WTO Hands Down Latest COOL Decision: US Law in Violation
The title pretty much says it all, and for all intents it comes as no surprise. On Monday, the WTO publically released their awaited opinion from the dispute settlement body on the US Country of Origin Labeling rule. The rule, placed into effect in 2008 requiring all beef be labeled as to its origin, was found not to be compliant with our international trade obligations, first in 2011. It was amended in May 2013 by the USDA to include born, raised and slaughtered information. The intent according to USDA, was to bring this rule into compliance. The WTO, however, ruled that, “because it necessitates increased segregation of meat and livestock according to origin; entails a higher record-keeping burden; and increases the original COOL measure’s incentive to choose domestic over imported livestock” it “accords to Canadian and Mexican livestock less favorable treatment than accorded to like US livestock.”
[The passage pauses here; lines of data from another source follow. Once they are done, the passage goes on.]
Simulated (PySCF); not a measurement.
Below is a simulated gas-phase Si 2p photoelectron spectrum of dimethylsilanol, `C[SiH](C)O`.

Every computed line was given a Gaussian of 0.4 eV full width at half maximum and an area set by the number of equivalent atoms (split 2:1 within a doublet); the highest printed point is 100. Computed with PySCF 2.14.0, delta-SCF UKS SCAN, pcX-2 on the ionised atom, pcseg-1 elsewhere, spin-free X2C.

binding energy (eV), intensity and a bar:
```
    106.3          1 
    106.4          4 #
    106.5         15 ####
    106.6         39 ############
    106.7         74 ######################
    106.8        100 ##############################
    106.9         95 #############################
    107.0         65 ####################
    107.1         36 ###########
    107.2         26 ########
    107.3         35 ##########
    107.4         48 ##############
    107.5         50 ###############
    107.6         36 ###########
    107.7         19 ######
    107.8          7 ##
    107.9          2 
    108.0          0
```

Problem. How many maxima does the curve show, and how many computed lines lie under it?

Essentially, the amended COOL rule discriminates against Mexican and Canadian livestock, just as the initial COOL rule did, and just as any COOL rule inevitably will. And that is why COOL is a failed legislative experiment. There is no fix USDA, or any regulator, can put in place that will satisfy our international trade obligations. And that brings the US economy closer to retaliatory action through sanctioned tariffs and non-sanctioned self-help style trade disruptions.
Canada and Mexico combined account for over $2 billion in US beef exports annually, or one-third of all US beef exports. But that is only one part of the picture. The total US exports to Canada and Mexico amount to $597 billion annually. These are our largest trading partners, not just for beef, but for the entire US economy. There is no possible reason to upset this relationship. We can all rally around the importance of buying American and supporting our domestic economy, but US cattle ranchers benefit from this trade, adding around $350 in value to each head of cattle by the time of processing. This is value that is added here in the US and then realized throughout the chain.
Many argue that COOL satisfies consumer’s desire/intention/right to know. Yet, COOL has been the law of the land for nearly six years and we have not seen demand for US beef increase, or premiums to US beef producers increase. The Kansas State University Study demonstrated that demand has not been impacted, consumers are unaware of origin labeling and do not look for it, and that they do not value it any more than other labeling. The conclusion: consumers shop for beef based on price and appearance. Regulations and industry investment assure them beef is safe; and grading standards, appearance and preparation round out the equation for a first rate eating experience.
So how can the US beef industry have it all, can we have labeling for those who want it and still fulfill our international trade obligations, preserving our markets and serving all consumers who just want high quality beef? Absolutely, there are existing certified programs, in place, sanctioned by the USDA that do just that. For consumers willing to pay, or seeking a specific product, there are programs that certify origin, guarantee tenderness and mandate certain production practices. These programs are voluntary, they market to consumers who want a certain trait (or market to create that demand) and pay premiums to producers who are willing to comply. These programs are run by the private sector, regulated by the USDA. They invest in resources and market information, because they have an incentive to do so, the drive to be profitable.
As an industry, we can continue to throw resources, talent and time at a program that is a failure, or we can move forward and focus our resources in areas that benefit our producers and expand our opportunities.